If it is true that we become what we obsess about, then it’s hardly a surprise that socialism always seem to cause poverty. Probably the most damaging pieces of left-wing rhetoric is the conflation of wealth with being "strong" or "weak". Without the state, they say, "the strong will prey on the weak". You will have the "law of the jungle" or "Darwinism". To these confused individuals, I simply remind them that Darwinism is hardly evil – it made us! And before we get into a Reductio Ad Hitlerum on this subject, I’d like to pop the old cliché that the Nazis are in any way an example of Darwinism at work. Darwinism speaks of Natural Selection – which is where nature unconsciously perpetrates the strongest traits and qualities for the next generation – as opposed to Artificial Selection – which is the conscious choosing of traits by some outside force based on nothing but personal taste or prejudice. Any reasonable examination of nature beyond the clichés will find that creatures of a similar species are highly cooperative; that Natural Selection, if it can be sensed at all, is not like some callous gardener weeding out the weak bits, but more like a gentle nudge in the right direction over a long period of time. Economic Darwinism is therefore highly desirable. It is based on objective factors of supply and demand rather than prejudice. It does not mean anyone is going to die or get injured. Most entrepreneurs have experienced a business failure, but since they had an internal locus of control, they probably went right back to work instead of wasting time complaining about it. Economic Darwinism simply means the economy will be "economized" to the maximum degree possible to fulfil our needs and desires – a process which brings down prices and therefore benefits those on lower income via an increase in purchasing power. Strong/weak rhetoric is destructive because it precludes any possibility of growth or change. A temporarily embarrassed millionaire, regardless of their present circumstances, has a much greater chance of lifting themselves out of present difficulties than does someone who sees themselves as a Weak, Deprived Member of the Underclass.

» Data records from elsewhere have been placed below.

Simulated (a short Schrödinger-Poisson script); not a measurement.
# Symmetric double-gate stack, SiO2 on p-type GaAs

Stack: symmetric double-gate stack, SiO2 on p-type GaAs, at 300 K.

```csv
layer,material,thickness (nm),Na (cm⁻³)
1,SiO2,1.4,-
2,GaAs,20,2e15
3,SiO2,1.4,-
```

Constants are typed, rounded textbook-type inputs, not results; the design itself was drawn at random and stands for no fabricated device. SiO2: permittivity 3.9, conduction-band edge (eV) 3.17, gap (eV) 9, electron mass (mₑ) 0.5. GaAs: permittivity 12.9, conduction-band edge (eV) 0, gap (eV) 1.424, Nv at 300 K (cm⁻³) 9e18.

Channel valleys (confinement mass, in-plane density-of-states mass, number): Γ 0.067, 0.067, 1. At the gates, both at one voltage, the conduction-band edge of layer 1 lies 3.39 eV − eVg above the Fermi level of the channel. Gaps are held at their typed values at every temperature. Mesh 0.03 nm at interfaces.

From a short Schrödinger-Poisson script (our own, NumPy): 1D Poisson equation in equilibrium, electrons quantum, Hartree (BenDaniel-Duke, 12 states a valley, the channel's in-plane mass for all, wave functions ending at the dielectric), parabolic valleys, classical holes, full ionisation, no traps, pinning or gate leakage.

I would not be fair if I did not mention the situations where a few individuals – the 1% – have genuinely fleeced the rest of us. These are the crony-capitalists, the government contractors, the inflationists. The fundamental flaw of our economy is that it is based on the fraud of fractional reserve banking and centralized, fiat currencies. Fraud does not become morally right because a government law says so, in much the same way that murder and theft do not suddenly become moral when renamed war and taxation. Let that be understood. One singular, strict as hell regulation is all that needs to be applied to the domain of money and banking to solve the problem: that is the consistent banning of fraud, in all its forms. Forget Glass-Steagall. You fudge the numbers, you go to jail. That said, two wrongs don’t make a right. To paraphrase the French economist Frederic Bastiat, you cannot howl at the rich for using the force of monetary policy to plunder the poor while advocating that the poor should be allowed to use the force of the state to plunder the rich. Both are immoral. In a free and just society, no one should be allowed to plunder anybody.

The full meaning of Liberty is to be seen in that Quaker spirit of sociably-inclined individualism and pacifism. It should be pointed out that while many of my arguments have drifted towards criticizing the left, I am just as vocal in my criticism of the right’s views that violence is justified in the pursuit of global hegemony and the control of private habits. Libertarians often refer to the non-aggression principle. Pacifism, a philosophy widely maligned during the great wars of the 20thcentury now appears to have become something of a norm in recent decades. Yet many who still speak out against the wars in the Middle East seem unable to lay down their arms in the perceived war of class. As standards of living have risen over the past century, it has become all too easy to lose perspective. Those who are fully clothed, own a cheap MP3 player, get to go on yearly package holidays to Majorca with a banger in the driveway are not poor by any objective standard. If they are dissatisfied with their lot, it may be that they have, so to speak, jumped onto the wrong vector. And as many a lonely millionaire will tell you, no amount government redistribution can overcome the ultimate poverty of spirit. It’s time to fly the white flag on class warfare.